Thursday, March 11, 2010

Favorite SHINee Vid...

Training Journal #2

Training Journal #2

I got one thing to say first, Screw Burpees. After 10 my wrists started that whole numbness sensation I got with normal pushups. So I tried doing them with a closed fist like I do with Karate pushups. It didn't work, I couldn't get enough lift, probably because my hands hurt from the Makiwara training. But, back to burpees, The last thing I want to do is damage my wrists so I can't use them for leading a counter for my opponents punch. So I'll hold off. Oh yeah, here's a lesson. If you do pushups, use push up bars or do them on your knuckles. It's bad for your wrist to support too much weight.

I'm punching this Makiwara board to death. There is a big gray spot on it from my punching. LOL. It's still firm but, WHOA. It looks like I'm actually putting alot of effort into this. My wounds are healing up nicely but I'm damaging my training by overdoing it. Gotta cut back. LOL.

Jumping squats are hard. I never thought it would be hard to do such an exercise. I'm having trouble keeping the pattern down. I'll just have to keep doing it until I get it right.

Stretching is a pain in the butt. My knee injury is definately getting in the way here. When try to stretch my leg, it refuses to cooperate.

Technique wise. I'm sticking to honing what I do know and restricting anymore techniques until I master what I know now. Master the quality of what I know rather then the quality.

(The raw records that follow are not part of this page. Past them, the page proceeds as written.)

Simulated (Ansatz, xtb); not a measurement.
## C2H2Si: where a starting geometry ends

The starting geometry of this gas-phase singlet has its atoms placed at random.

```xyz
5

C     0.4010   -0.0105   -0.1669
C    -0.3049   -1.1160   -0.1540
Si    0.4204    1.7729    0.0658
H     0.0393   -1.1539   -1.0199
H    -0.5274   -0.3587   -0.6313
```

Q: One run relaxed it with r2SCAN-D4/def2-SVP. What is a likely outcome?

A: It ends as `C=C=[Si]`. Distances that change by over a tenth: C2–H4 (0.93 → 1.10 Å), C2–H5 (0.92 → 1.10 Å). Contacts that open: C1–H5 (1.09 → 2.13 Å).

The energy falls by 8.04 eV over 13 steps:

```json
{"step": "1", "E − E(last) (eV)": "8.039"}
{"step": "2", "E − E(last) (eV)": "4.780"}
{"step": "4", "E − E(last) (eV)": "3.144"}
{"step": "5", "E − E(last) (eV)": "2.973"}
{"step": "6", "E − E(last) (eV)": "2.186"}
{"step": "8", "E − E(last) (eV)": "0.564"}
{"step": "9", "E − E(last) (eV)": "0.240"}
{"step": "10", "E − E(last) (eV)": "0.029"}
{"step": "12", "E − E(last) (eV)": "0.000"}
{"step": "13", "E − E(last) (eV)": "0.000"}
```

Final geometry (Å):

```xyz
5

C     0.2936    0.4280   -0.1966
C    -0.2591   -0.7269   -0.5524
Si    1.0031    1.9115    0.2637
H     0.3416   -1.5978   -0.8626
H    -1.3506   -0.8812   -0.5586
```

Because I seriously damaged my wrists doing the burpees I moved Shinai conditioning to saturday before Jay's party.

Kensei

Tuesday, March 9, 2010

I like this song...



Poorly translated lyrics but nice never the less... =D

I'll always be by your side
I can hear your heartbeat
Today, tomorrow, at any time
There will be only one answer

Even if I can't see future
I think of you without hesitation

I Love You
I can't see anything but you
I want to tell you these feelings
I don't need words
Just smiling is enough
And one day the two of us
will make the world shining

In clear days, I spin once,
under the sky
In rainy days, I conceal it inside my chest,
the wish is changed into a song

Even if we are away from each other
Your voice is surely carried to me

I Love You
I send it only to you
A message from inside my heart
I don't have another
My eyes will continue to watch over you,
at any time
Exceeding time

Even if I can't see future
I think of you without hesitation

I Love You
I can't see anything but you
I want to tell you these feelings
I don't need words
Just smiling is enough
And one day the two of us
will make the world shining

Anywho, I was told I was too old fashioned again. I guess opening car doors for girls is out of style. LOL. I was brought up to do such things... It was proper. Well, I guess I gotta adjust and just do it for the girl of my dreams. Whomever she is...

Monday, March 8, 2010

Training...

I definately am going to warm up the Kyokushin way... It's so similar to my methods minus the splits, handstand and back arches...

Kyokushin Basic Training

You know what I dislike...

You know what I dislike... bullies. Even in this era, there are bullies out there. Yesterday at the trolley station, I witnessed something pretty messed up. A kid was being harassed by a group of punks. They were calling him, weak... a loser and even some vulgar things I can't say here. So got involved and told them to step off. I don't know if it's how I handled it but they left him alone and backed off. I was going to tell him to man up until I saw the bruises and cuts on him. Somethings are just too screwed up to man up against, at that current state, and I think it's ok to cry if you need to at certain times. I gave him some encouragement and I hope he gives me a call if he considers my offer. Even if he doesn't I referred him to someone who could...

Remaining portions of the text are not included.